Sunday, September 5, 2010

A movie review: The Last Exorcism (2010)

The Last Exorcism (2010)

Director - Daniel Stamm
87 Min; PG-13
Patrick Fabian - Cotton Marcus
Ashley Bell - Nell
Louis Herthum - Louis

The instinctive thought to compare films is never stronger than when the title of the film itself contains similar words to that of another, such as The Exorcist, and the problem with that is clouded judgment. The original Exorcist film is a brilliant study in slow build up terror, in shot-making, and character development. By the time the little girl's head is twisting you're feeling the need to convert, or at least go to confession a little more often. The Last Exorcism is not a continuation of that film, nor does it claim to be, but you sort of realize it is piggy-backing off the public perception. It is fairly easy for me to write this without clouded judgment, however, because this film does a good enough job of ruining itself without needing comparisons.

We realize very quickly that what we are watching is a documentary. We view the entire film through the lens of the camera from a crew member tasked with documenting what is to be the last exorcism performed by the legendary healer and preacher Cotton Marcus. Marcus is played by Patrick Fabian in a fantastic role. I was captivated from the opening moment by this performance and it is his back we have to ride on throughout, so putting plot points aside, the film holds up well thanks to this one act of brilliance.

We learn from Cotton himself that exorcisms are a sham. Groomed from childhood to be a preacher he spent his life making money off of people who paid him to give them what they want - the peace that the devil is out of their body. He lost his faith years ago but has been doing it for the money ever since. Now, with that news that a young child was killed by some do-it-yourself exorcism performers, he wants to set the record straight and show the world his tricks. Along with a crew of 2 he takes off to the bayou back swamps of Louisiana to meet with Louis, a man who claims his daughter Nell is possessed by a demon. Mysterious things have been happening at the farm, including the brutal butchering of animals at night, and Nell covered in blood with no memory of what has happened.

I really enjoyed the first half of this film. The documentary style set up worked well (note - it is shot in a bit of the shaky hand camera style which has never once bothered me, but if you are the type who will complain about it, just don't see it) and Patrick Fabian is so wonderfully convincing as a preacher who has lost his faith that I almost forgot I was in a horror genre. That changed with the second half of the film, where more thriller/suspense began to take place. A few cliched moments take place and before you know it you can't help asking yourself all the stupid questions like 'Why would they do that?' and 'Why not just call the police?' etc. etc. etc.
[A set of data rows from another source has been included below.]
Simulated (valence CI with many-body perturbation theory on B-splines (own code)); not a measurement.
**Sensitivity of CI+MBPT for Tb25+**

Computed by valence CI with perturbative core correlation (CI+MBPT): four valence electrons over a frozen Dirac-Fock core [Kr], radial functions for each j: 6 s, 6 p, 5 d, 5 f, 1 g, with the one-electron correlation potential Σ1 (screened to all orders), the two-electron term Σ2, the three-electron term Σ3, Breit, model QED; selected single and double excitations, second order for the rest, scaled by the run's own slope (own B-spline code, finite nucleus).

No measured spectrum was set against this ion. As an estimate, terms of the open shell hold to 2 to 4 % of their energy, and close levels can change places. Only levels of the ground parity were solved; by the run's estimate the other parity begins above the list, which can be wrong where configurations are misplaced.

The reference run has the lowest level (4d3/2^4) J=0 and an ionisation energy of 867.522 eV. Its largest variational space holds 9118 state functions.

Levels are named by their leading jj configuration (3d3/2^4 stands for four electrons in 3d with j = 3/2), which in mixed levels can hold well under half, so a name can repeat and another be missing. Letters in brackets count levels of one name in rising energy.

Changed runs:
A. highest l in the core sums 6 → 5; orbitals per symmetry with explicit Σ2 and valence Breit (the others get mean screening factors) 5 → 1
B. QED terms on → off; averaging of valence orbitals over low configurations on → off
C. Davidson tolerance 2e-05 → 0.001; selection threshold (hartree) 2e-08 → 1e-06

The ending of the film has been criticized greatly and there isn't much I can say to refute those criticisms. I don't think it was horrible, but it certainly felt contrived and patched together. At less than 90 minutes the film is actually quite watchable and even enjoyable for the most part, but as an overall movie it just doesn't hold up. I do strongly suggest you watch this on dvd or tv or whatever at some point, or even consider seeing it as a double feature matinee. Not the best movie about exorcism ever made, but clearly not the worst.